# Invertibility of 3x3 matrix.

• Feb 9th 2011, 11:44 PM
ice_syncer
Invertibility of 3x3 matrix.
there is a 3 X 3 matrix ,
A = [ a b c]
[ b c a ]
[ c a b]
where a , b c are all distinct... can you prove that a + b + c is not 0 ?
the actual question is to prove whether it is invertible. If it is invertible, then its determiniant should not be 0 right? so I got |A| as -(a^3 + b^3 + c^3 ) + 3abc .. which is equal to -(a+b+c)(a^2 + b^2 + c^2 - ab - bc -ca ) which can be factored to
-1/sqrt(2) * (a+b+c)((a-b)^2 + (b-c)^2 + (c-a)^2)

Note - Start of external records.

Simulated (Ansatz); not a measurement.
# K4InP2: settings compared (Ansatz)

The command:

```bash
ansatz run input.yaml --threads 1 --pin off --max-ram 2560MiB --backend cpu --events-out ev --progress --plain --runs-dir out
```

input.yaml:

the second part cant be zero as a, b, c are distinct.... so I have to prove that a + b + c is also not 0..
• Feb 10th 2011, 03:03 AM
mr fantastic
Quote:

Originally Posted by ice_syncer
there is a 3 X 3 matrix ,
A = [ a b c]
[ b c a ]
[ c a b]
where a , b c are all distinct... can you prove that a + b + c is not 0 ?
the actual question is to prove whether it is invertible. If it is invertible, then its determiniant should not be 0 right? so I got |A| as -(a^3 + b^3 + c^3 ) + 3abc .. which is equal to -(a+b+c)(a^2 + b^2 + c^2 - ab - bc -ca ) which can be factored to
-1/sqrt(2) * (a+b+c)((a-b)^2 + (b-c)^2 + (c-a)^2)

the second part cant be zero as a, b, c are distinct.... so I have to prove that a + b + c is also not 0..

No, what you say is that the matrix is invertible provided $\displaystyle a + b + c \neq 0$. Because, consider the example a = -3, b = 1 and c = 2 ....
• Feb 10th 2011, 04:57 AM
ice_syncer
question is if to prove if it is invertible... proving a + b + c is not 0 is equivalent..
• Feb 10th 2011, 11:50 AM
mr fantastic
Quote:

Originally Posted by ice_syncer
question is if to prove if it is invertible... proving a + b + c is not 0 is equivalent..

I have told you exactly what to give as the answer. It should be obvious that a + b + c is NOT zero in general and therefore what you originally posted (prove that a + b + c = 0) cannot possibly be proved.
• Feb 11th 2011, 02:45 AM
ice_syncer
can you prove the main quesiton that is to prove that the matrix given is invertible?
• Feb 11th 2011, 08:31 AM
topsquark
Quote:

Originally Posted by ice_syncer
can you prove the main quesiton that is to prove that the matrix given is invertible?

I think what Mr. Fantastic is trying to say is that (as you have stated) if a + b + c = 0 then the matrix is singular. If a + b + c is not zero, then it is not singular. There is nothing more to show. You are already done.

-Dan
• Feb 11th 2011, 10:09 AM
ice_syncer
hmm ok
• Feb 12th 2011, 04:15 PM
topspin1617
You need to be more specific with questions, especially ones that involve undetermined quantities.

Does the question say something like:

"Assume $\displaystyle a,b,c$ are distinct real numbers. Determine whether or not the matrix $\displaystyle A=\left(\begin{array}{ccc}{a&b&c\\b&c&a\\c&a&b}\en d{array}\right)$ is invertible, or give necessary and sufficient conditions for the matrix to be invertible."

If this is what the question is asking, and if the determinant is indeed

$\displaystyle \mathrm{det}A=-\frac{1}{\sqrt{2}}(a+b+c)((a-b)^2+(b-c)^2+(c-a)^2)$,

then we know that

$\displaystyle A$ is invertible$\displaystyle \Leftrightarrow \mathrm{det}A\neq 0\Leftrightarrow -\frac{1}{\sqrt{2}}(a+b+c)((a-b)^2+(b-c)^2+(c-a)^2)\neq 0$.

But $\displaystyle a,b,c$ distinct $\displaystyle \Rightarrow (a-b)^2,(b-c)^2,(c-a)^2>0\Rightarrow(a-b)^2+(b-c)^2+(c-a)^2>0$
$\displaystyle \Rightarrow \mathrm{det}A=0\Leftrightarrow a+b+c=0\Rightarrow A^{-1}$ exists$\displaystyle \Leftrightarrow a+b+c\neq 0$.